To address the 'there are 50 genders' claim (and it's not 50 but 63 you biggot! :p), well there are several ways to tackle that one, first, we know that gender is 0.97 correlated with sex, so yeah, it's basically the same thing, you can scrap that since it describes the same thing in reality. Second, a story, a good story is supposed to help us navigate in the world, and yes, a good one will often be aligned with what we find in science: here the chromosomes XX and XY. Trying to change that one will only produce more harm and suffering in the world. Confusion for children and neurotic people, a kind of false god for the radical leftist activists that will eventually make them insane and ostracized by people who don't buy their story, which is like 95% of the population.

Their narrative only creates chaos and has no leg to stand on, unlike religion and the story of Christ, it doesn't organically attaches itself on an existing structure in your mind, virtually no one wants to hear that story, and it's possible that even the most radical people pushing this idea don't believe it themselves. So what was the only way for them to make that harmful and unituitive interpretation of reality survive? First force it into academia, then into the school system and recently into the law itself. I just saw a few moments ago that Germany just put into the law that there was a third gender (diverse lol). Fools, they just unleashed chaos into their law system and society and some people are applauding it.

Anyway, if you have to shame someone into believing your story, threaten them and eventually make it mandatory to believe in it, chances are that it's wrong, and seriously wrong. And yes, I believe that the values that religion (I'm only talking about Christianity/Judaïsm here) taught people can help us destroy those harmful unscientific theories, thanks to the good/evil lens for example.

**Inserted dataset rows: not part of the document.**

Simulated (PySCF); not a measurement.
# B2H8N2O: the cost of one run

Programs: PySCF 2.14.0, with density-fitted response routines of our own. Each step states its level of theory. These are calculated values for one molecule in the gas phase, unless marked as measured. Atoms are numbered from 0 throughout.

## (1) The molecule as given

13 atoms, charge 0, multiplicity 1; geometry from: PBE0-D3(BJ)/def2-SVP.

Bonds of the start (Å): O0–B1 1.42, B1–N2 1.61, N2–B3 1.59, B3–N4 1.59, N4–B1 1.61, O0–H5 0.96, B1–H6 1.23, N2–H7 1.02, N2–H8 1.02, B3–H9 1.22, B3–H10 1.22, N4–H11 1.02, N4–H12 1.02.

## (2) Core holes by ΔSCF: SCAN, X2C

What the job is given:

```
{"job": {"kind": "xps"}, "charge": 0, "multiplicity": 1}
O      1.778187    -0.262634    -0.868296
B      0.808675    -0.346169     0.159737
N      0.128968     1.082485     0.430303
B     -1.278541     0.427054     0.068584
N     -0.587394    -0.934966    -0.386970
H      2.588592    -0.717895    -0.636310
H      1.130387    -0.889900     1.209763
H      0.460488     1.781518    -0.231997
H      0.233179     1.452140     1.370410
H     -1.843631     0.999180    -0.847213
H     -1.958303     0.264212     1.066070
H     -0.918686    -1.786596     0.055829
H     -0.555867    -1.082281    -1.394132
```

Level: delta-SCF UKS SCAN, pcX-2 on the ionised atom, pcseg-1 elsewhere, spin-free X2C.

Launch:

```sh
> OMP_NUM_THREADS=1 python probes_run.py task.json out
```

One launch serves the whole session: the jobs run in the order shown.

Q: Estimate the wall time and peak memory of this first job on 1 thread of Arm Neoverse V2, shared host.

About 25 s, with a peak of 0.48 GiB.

My last point would be, we've had the scientific method for a couple centuries so, how do you think that the average person would conduct their lives before that? Do you really think that we're superior beings with better lives because most of us in the West have elevated science above religion? It's not what I usually see, as I've said, we all know that the depression and anxiety levels have been skyrocketing in the last decades. So how come science and rationality don't seem to help us with existential angst? When I say that agnostic/atheist people's lives aren't messy enough, I mean that they can afford to have those beliefs without sinking, or their personality make-up also them to bear it for a long time. But me? Nah, neurotic and open as I am, rationality and materialism almost drove me insane.

In the end I see it that: my life is much, much better since I've become a Christian again, and it's not me convincing myself here, it's the truth, it's real, and therefore for me, God is real.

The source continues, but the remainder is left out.